PICTURED: The 36-collective units of the ASKAP telescope system in Australia.
WESTERN OUTBACK, Australia, December 1st, 2020. The world-leading CSIRO telescope in Australia has mapped the entire southern sky in stunning detail and record time, identifying 3 million never-before-seen galaxies all in just 300 hours.
This was announced on Tuesday by the Australian national science agency CSIRO, and has quickly made headlines around the world as the having produced a new atlas of the universe.
Previous telescopic all-sky surveys of the cosmos have taken years, and required tens of thousands of images to assemble.
The telescope, known as the Australian Square Kilometre Array Pathfinder (ASKAP) is a collection of 36 dish antennae that work in tandem to sew together high-resolution images to create panoramic photos of the universe.
High-resolution is different for ASKAP than for your iPhone, and the eventual 903 images it took to create the new atlas are made up of 70 billion pixels amounting to 26 terabytes of data according to CSIRO. This monumental load, which began as 13.5 “exabytes” was processed by a supercomputer called the “Galaxy” at the Pawsey Supercomputing Center.
“ASKAP is applying the very latest in science and technology to age-old questions about the mysteries of the Universe and equipping astronomers around the world with new breakthroughs to solve their challenges,” CSIRO Chief Executive Dr. Larry Marshall said in a statement.
3 million new galaxies is a lot of territory to explore, so presumably ASKAP is only just getting started.

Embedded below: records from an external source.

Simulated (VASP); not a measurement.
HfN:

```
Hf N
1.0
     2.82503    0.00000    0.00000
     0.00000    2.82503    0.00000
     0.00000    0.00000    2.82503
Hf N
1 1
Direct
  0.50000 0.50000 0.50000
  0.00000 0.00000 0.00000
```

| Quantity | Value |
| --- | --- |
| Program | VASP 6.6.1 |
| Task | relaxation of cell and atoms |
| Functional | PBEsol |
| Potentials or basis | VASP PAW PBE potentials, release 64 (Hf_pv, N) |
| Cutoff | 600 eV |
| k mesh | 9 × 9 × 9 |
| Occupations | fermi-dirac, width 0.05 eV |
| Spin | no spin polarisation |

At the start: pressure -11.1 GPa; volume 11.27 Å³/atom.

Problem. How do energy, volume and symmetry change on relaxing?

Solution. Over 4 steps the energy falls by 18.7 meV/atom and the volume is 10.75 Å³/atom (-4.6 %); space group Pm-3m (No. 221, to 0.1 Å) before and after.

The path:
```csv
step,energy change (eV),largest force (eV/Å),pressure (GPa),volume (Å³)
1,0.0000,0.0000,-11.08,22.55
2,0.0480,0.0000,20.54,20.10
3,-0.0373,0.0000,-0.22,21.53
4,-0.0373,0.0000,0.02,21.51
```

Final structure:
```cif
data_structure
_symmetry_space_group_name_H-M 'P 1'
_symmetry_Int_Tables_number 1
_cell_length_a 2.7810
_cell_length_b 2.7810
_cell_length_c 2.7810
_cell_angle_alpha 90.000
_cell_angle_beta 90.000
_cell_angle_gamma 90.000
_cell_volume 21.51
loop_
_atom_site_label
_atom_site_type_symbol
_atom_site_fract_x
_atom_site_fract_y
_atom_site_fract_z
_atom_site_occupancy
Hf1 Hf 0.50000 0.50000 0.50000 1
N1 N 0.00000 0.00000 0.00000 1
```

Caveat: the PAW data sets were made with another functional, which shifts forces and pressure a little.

“This census of the Universe will be used by astronomers around the world to explore the unknown and study everything from star formation to how galaxies and their supermassive black holes evolve and interact,” lead author and CSIRO astronomer Dr. David McConnell said.
He continued to suggest that potentially tens of millions of galaxies await discovery with this new telescope/supercomputer pairing in the future.